Balor, by his incantations, raised a great storm to drown them; but Manannán, whose druidism was greater, stilled it. Then Balor turned the sea into fire, to burn them; but Manannán put it out with a stone.

When they were safe back in Ireland, Manannán asked Cian for his promised reward.

“I have gained nothing but the boy, and I cannot cut him in two, so I will give him to you whole,” he replied.

“That is what I was wanting all the time,” said Manannán; “when he grows up, there will be no champion equal to him.”

So Manannán baptized the boy, calling him “the Dul-Dauna”. This name, meaning “Blind-Stubborn”, is certainly a curious corruption of the original Ioldanach[[268]] “Master of all Knowledge”. When the boy had grown up, he went one day to the sea-shore. A ship came past, in which was a man. The traditions of Donnybrook Fair are evidently prehistoric, for the boy, without troubling to ask who the stranger was, took a dart “out of his pocket”, hurled it, and hit him. The man in the boat happened to be Balor. Thus, in accordance with the prophecy, he was slain by his grandson, who, though the folktale does not name him, was obviously Lugh.

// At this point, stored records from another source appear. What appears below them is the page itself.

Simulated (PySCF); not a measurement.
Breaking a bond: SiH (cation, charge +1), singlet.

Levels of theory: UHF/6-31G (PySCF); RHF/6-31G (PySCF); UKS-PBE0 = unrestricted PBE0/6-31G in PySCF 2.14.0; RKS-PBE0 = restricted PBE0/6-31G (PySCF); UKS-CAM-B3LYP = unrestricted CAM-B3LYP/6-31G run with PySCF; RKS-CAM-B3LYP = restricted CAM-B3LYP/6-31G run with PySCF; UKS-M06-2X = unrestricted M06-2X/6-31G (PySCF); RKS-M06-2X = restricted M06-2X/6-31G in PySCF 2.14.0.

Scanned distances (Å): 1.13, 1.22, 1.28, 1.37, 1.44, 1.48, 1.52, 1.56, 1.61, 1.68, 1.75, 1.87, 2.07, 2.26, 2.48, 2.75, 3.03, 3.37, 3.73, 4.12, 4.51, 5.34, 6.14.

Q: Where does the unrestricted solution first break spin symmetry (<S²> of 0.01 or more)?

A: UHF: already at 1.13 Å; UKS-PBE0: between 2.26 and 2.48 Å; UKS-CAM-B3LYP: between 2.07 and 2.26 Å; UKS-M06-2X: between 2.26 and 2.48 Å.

Another version of the same legend, collected by the Irish scholar O’Donovan on the coast of Donegal, opposite Balor s favourite haunt, Tory Island, is interesting as completing the one just narrated.[[269]] In this folk-tale, Goibniu is called Gavida, and is made one of three brothers, the other two being called Mac Kineely and Mac Samthainn. They were chiefs of Donegal, smiths and farmers, while Balor was a robber who harassed the mainland from his stronghold on Tory Island. The gray cow belonged to Mac Kineely, and Balor stole it. Its owner determined to be revenged, and, knowing the prediction concerning Balor’s death at the hands of an as yet unborn grandson, he persuaded a kindly fairy to spirit him in female disguise to Tor Mor, where Balor’s daughter, who was called Ethnea, was kept imprisoned. The result of this expedition was not merely the one son necessary to fulfil the prophecy, but three. This apparent superfluity was fortunate; for Balor drowned two of them, the other being picked out of the sea by the same fairy who had been incidentally responsible for his birth, and handed over to his father, Mac Kineely, to be brought up. Shortly after this, Balor managed to capture Mac Kineely, and, in retaliation for the wrong done him, chopped off his head upon a large white stone, still known locally as the “Stone of Kineely”. Satisfied with this, and quite unaware that one of his daughter’s children had been saved from death, and was now being brought up as a smith by Gavida, Balor went on with his career of robbery, varying it by visits to the forge to purchase arms. One day, being there during Gavida’s absence, he began boasting to the young assistant of how he had compassed Mac Kineely’s death. He never finished the story, for Lugh—which was the boy’s name—snatched a red-hot iron from the fire, and thrust it into Balor’s eye, and through his head.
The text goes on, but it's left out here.